Anyone for Fluff? A Review of "Confessions of a Shopaholic"

By: Lisa Koosis

“Confessions of a Shopaholic” is the literary equivalent of marshmallow fluff — light as air, sickly sweet, no nutritional value whatsoever, and if you ingest too much in a single sitting, it has the potential to make you really, really sick.

Sophie Kinsella’s character-driven effort is charming in concept, and that is what initially drew me to a book to which I normally wouldn’t have given a second glance. After all, who among us (myself included) hasn’t found ourselves — at one time or another — in Rebecca Bloomwood’s shoes? Rebecca, the heroine of “Confessions” has a life that can be summed up in a simple equation: Too much shopping + not enough money = debt.

Rebecca is a confirmed shopaholic. When life is going well, she shops. When life is going sour, she shops. In fact, shopping consumes most of Rebecca’s life. Her VISA card is her lifeline. However, Rebecca hasn’t quite come to terms with the concept that eventually she will have to pay for her purchases.

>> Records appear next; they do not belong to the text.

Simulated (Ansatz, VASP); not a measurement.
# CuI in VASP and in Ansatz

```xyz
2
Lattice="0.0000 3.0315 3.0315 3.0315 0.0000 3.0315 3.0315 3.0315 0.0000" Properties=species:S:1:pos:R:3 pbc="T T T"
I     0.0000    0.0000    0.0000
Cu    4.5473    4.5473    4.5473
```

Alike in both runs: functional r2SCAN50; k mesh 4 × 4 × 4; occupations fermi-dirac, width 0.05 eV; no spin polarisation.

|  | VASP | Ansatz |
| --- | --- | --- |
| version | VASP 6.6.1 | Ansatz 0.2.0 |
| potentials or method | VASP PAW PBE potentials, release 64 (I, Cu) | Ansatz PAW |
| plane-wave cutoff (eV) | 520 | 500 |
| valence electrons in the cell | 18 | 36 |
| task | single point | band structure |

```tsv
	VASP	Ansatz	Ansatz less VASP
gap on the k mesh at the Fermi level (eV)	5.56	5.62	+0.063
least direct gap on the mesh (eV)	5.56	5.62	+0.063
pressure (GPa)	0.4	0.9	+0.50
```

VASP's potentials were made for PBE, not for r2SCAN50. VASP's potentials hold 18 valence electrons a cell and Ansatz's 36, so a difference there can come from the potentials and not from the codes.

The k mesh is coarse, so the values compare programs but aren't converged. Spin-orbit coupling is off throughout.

For a character-driven novel to succeed, the reader must — at least on some level — identify with the character, and this is where “Confessions of a Shopaholic” failed miserably for me.

I didn’t love Rebecca. I didn’t hate Rebecca. In fact, though at times a shopaholic myself, I wasn’t able to identify with her even just a little. In fact, like a fly which lands on your arm time and again despite your best efforts to shoe it away, so did Rebecca Bloomwood become a source of irritation for me. More a caricature than a fleshed out character, Rebecca become more and more one-dimensional as the plot progressed, and rather than pulling for her to come through, I found myself wishing for her to get her come-uppance.

Plot, you ask? Well, there is actually very little in the way of plot in this book. “Confessions” has a completely linear plot. Rebecca shops, getting more and more into debt, until she is in some seriously deep trouble, and then she gets out of it. End of story. There are few, if any plot complications, and the secondary characters are hardly worth a mention.

Although novels such as this are not supposed to be wholly believable, I’ve read fantasy novels more realistic than “Confessions”. Her dealings with her creditors are laughably unrealistic, and I’d love to have the job she has — where she can flit about town without a worry over a potential pink slip.

It’s not that Kinsella is a bad writer. Her prose is passable. Not once did I find myself mired in swamps of sticky dialogue, nor did I find myself re-reading paragraph after paragraph of muddy words. The writing in the book is fine. It’s substance that’s lacking.

Don’t get me wrong. I’m no great literary critic, and you won’t find great tomes of Tolstoy or even Saramago gracing the shelves of my apartment. Still, the thought that I stomached “Confessions” through to its final pathetic pages, makes me shiver.

Don’t get me wrong. If light reading is what you want, then you just might enjoy “Confessions”, but at the risk of sounding pretentious, Sophie Kinsella’s “Confessions of a Shopaholic” is easily the shallowest book I’ve ever read.

My recommendation: if you’re in the mood for marshmallow fluff, drive yourself on over to the supermarket. It’s that white stuff that you can put over ice cream or perhaps fashion into a fluffernutter sandwich — if you’re into that kind of thing. You’ll find it in the aisle with the peanut butter and jelly. Unlike Sophie Kinsella’s failed novel, it’s only a few dollars a jar, at worst.

You’ll be much better off, trust me, and if nothing else, at least it’s cheaper.